Very briefly: Valid laws are laws that are objectively defined (i.e., clearly stated and sharply delimited) and that protect and do not violate individual rights. No other kind of law is legitimate.

Setting aside special circumstances such as military law, valid law comes in two forms: (1) laws that prohibit objectively defined rights-violating acts, such as assault, fraud, robbery, rape (criminal law); and (2) laws that provide a legal pathway for harmed parties to seek restitution from those who harmed them (civil law). That, in essence, is the extent of legitimate law.

Government regulation is illegitimate because it entails the legal imposition or prohibition of courses of private action in which no actual (or intended) rights-violations are evident.
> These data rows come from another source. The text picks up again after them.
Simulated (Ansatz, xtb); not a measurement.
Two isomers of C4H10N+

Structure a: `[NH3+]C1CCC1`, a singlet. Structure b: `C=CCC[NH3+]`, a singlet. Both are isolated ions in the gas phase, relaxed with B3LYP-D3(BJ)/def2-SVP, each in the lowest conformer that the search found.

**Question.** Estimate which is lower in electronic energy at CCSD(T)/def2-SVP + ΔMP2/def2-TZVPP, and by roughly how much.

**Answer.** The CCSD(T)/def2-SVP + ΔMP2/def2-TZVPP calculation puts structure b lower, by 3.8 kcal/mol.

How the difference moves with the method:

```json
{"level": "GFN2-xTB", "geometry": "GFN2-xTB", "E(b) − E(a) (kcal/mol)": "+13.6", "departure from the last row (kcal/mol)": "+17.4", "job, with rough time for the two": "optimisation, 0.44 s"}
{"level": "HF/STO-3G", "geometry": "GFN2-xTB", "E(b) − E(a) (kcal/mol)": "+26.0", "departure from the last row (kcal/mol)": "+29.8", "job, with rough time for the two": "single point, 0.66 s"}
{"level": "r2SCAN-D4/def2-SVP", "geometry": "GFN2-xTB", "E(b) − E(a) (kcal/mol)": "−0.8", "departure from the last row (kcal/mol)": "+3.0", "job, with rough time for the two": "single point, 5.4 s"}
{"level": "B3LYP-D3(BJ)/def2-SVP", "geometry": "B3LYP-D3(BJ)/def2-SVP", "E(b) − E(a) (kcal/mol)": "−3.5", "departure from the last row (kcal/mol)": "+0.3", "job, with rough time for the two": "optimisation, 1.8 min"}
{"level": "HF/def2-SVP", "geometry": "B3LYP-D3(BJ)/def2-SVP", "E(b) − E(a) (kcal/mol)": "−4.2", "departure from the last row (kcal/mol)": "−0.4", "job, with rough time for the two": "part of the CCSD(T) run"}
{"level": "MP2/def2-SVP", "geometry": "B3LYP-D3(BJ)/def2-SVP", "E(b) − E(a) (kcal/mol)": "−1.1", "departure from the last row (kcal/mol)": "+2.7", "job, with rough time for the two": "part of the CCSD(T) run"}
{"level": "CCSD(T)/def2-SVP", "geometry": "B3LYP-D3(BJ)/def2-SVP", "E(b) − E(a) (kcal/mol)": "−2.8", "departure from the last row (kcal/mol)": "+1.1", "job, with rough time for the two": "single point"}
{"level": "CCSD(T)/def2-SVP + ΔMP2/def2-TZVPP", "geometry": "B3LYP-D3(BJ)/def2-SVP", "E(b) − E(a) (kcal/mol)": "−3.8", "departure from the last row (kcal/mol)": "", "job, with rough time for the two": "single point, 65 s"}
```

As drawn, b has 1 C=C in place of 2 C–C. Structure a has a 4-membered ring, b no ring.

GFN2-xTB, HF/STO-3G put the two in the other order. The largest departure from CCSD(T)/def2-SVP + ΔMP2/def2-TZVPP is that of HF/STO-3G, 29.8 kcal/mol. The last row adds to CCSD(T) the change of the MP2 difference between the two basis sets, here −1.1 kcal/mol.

As philosopher Harry Binswanger explains in “What is Objective Law?”, objective or valid law “does not require submitting to anyone's will; it exists to prevent others from substituting their will, their plans, their judgment for one's own.” He continues:

[A]ll regulatory agencies—all the alphabet commissions and boards from the original ICC right through the latest "environmental" agencies—are inherently non-objective [invalid] by virtue of being regulatory agencies. Regulatory agencies deal in preventive law, law that treats men as guilty in advance, requiring them to satisfy the government that they will not bring about a certain result, in the absence of any specific evidence that they will do so.

Government regulation by definition entails the initiation of force; it is therefore rights-violating and non-objective, and it has no place in a free society.